In Phases II and III, the detailed plan makes explicit reference to the “robust” public input that the DDA is to seek.
Recent History: Kelbaugh-McCullough Public Engagement Proposal
Doug Kelbaugh is former dean of the University of Michigan Taubman College of Architecture and Urban Planning, and Kit McCullough is a lecturer at the school. At the May 2011 partnerships committee meeting, the two had pitched their services to the DDA to lead a public engagement process as part of the parcel-by-parcel plan. Committee members had asked them bring back something more concrete for the June 2011 committee meeting, which they did.

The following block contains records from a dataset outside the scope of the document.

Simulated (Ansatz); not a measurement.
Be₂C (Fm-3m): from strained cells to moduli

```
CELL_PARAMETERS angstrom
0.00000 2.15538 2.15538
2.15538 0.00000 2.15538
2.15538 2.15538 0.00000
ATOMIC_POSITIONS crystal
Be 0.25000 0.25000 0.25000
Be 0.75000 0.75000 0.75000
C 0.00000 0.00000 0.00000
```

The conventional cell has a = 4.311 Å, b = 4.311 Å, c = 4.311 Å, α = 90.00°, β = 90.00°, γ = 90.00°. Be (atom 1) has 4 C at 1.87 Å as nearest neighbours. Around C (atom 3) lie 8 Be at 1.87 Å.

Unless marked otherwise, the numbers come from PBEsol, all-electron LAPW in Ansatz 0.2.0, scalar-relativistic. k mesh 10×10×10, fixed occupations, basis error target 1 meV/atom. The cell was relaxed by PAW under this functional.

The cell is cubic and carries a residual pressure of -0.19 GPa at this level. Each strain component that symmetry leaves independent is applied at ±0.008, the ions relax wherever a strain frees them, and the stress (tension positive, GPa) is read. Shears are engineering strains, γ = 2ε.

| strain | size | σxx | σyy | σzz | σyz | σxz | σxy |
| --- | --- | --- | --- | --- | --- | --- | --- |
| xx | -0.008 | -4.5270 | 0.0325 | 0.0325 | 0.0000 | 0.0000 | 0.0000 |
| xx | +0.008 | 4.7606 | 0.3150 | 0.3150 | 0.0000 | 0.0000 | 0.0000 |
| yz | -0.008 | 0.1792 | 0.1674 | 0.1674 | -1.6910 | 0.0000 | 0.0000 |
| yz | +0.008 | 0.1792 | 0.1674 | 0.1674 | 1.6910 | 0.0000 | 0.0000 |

The Kelbaugh-McCullough proposal was sketched out to the committee as follows:
- July-September 2011: Preliminary analysis, data gathering. This would prepare Kelbaugh and McCullough for the first public meeting.
- October-November 2011: Public meetings. The public meeting in October might be conducted in two separate but identical sessions to allow for a broader range of people to attend. They’d start with a presentation on the opportunities, constraints and possibilities, using examples from other communities. The conversation would be both broad, touching on the community’s aspirations for the downtown and a longer-term visions, as well as getting input that’s specific to the parcels. Kelbaugh and McCullough proposed focusing on the Library Lot (the top of the South Fifth Avenue underground parking structure), the old YMCA Lot (at William and Fifth), and the Palio Lot (at William and Main). They’d leave the Kline’s Lot (along Ashley, north of William) aside initially. For the November meeting, Kelbaugh and McCullough would return with two or three concepts to get response from the public.
- January 2012: Final concept plan. Feedback from the public would be consolidated into a final concept plan that describes massing, ground floor uses, public/civic uses, public space and pre-schematic site design. This concept plan could be used to craft future requests for proposals (RFPs) for the sites. The plan would then be presented to the DDA and the city council.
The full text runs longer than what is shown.